The interval property reads: Given $b\in \mathbb{R}$ with $b>0$, we have $|x|<b$ if and only if $-b\lt x \lt b$. Corollary reads: Let $a,b\in \mathbb{R}$ with $b\gt 0$ be given. For all $y\in \mathbb{R}$ we have $|y-a|<b$ if and only if $a-b < y < a+b$.
This clearly works when an equation is something like $|x+2|<1$, but fails when $|x+2|>1$. Why?
i.e. the false solution is $-2-1>x>-2+1\iff-3>x>-1$. This clearly fails as $-3\not\gt-1$.
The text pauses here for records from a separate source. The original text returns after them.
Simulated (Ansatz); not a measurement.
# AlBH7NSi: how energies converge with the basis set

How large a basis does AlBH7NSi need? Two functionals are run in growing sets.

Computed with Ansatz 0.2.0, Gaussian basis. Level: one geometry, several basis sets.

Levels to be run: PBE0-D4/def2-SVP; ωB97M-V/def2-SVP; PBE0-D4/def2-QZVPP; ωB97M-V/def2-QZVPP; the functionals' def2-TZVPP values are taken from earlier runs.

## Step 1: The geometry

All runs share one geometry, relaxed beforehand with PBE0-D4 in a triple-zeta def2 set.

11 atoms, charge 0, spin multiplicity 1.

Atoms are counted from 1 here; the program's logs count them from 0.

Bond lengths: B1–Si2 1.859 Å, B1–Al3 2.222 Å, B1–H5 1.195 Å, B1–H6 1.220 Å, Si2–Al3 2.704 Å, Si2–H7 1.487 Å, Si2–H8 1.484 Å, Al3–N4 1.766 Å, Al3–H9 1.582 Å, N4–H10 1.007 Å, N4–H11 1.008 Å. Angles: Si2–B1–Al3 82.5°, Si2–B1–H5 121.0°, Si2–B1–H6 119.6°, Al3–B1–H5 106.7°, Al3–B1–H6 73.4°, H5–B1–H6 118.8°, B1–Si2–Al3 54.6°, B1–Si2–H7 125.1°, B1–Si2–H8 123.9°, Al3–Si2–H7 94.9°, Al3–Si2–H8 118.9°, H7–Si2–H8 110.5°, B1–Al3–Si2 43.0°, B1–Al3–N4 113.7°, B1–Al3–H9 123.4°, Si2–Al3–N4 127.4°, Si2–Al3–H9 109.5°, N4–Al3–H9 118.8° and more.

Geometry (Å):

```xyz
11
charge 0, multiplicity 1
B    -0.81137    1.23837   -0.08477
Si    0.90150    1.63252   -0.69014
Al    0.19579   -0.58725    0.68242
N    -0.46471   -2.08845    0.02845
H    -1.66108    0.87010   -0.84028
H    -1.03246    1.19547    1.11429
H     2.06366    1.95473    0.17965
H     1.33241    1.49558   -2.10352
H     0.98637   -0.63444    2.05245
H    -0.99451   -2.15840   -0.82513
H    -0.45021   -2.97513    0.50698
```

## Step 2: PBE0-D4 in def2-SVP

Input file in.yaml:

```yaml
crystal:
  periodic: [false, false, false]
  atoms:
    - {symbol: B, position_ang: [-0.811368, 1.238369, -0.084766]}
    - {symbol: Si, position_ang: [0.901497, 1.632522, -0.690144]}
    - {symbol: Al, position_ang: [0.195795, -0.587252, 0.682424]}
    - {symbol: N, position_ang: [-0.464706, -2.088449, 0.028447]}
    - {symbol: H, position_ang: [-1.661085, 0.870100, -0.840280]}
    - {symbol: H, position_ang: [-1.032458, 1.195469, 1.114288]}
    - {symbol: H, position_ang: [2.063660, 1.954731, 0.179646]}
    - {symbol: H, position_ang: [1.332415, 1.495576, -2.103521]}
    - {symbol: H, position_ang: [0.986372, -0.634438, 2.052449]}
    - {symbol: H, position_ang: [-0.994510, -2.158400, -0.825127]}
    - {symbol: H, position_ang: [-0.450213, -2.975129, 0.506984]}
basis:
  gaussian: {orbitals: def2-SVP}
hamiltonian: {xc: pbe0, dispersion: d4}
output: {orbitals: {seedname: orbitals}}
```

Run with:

Because by definition of an absolute value we have: $$|y-a|>b$$ it's $$y-a>b$$ or $$y-a<-b$$ For example $$|y+2|>1$$ it's $$y+2>1$$ or $$y+2<-1,$$ which gives $$(-\infty,-3)\cup(-1,+\infty).$$ Also, $$|y+2|>-1$$ it's $\mathbb R$, which we can get by the previous way: $$y+2>-1$$ or $$y+2<1,$$ which is $$(-3,+\infty)\cup(-\infty,-1),$$ which is $\mathbb R.$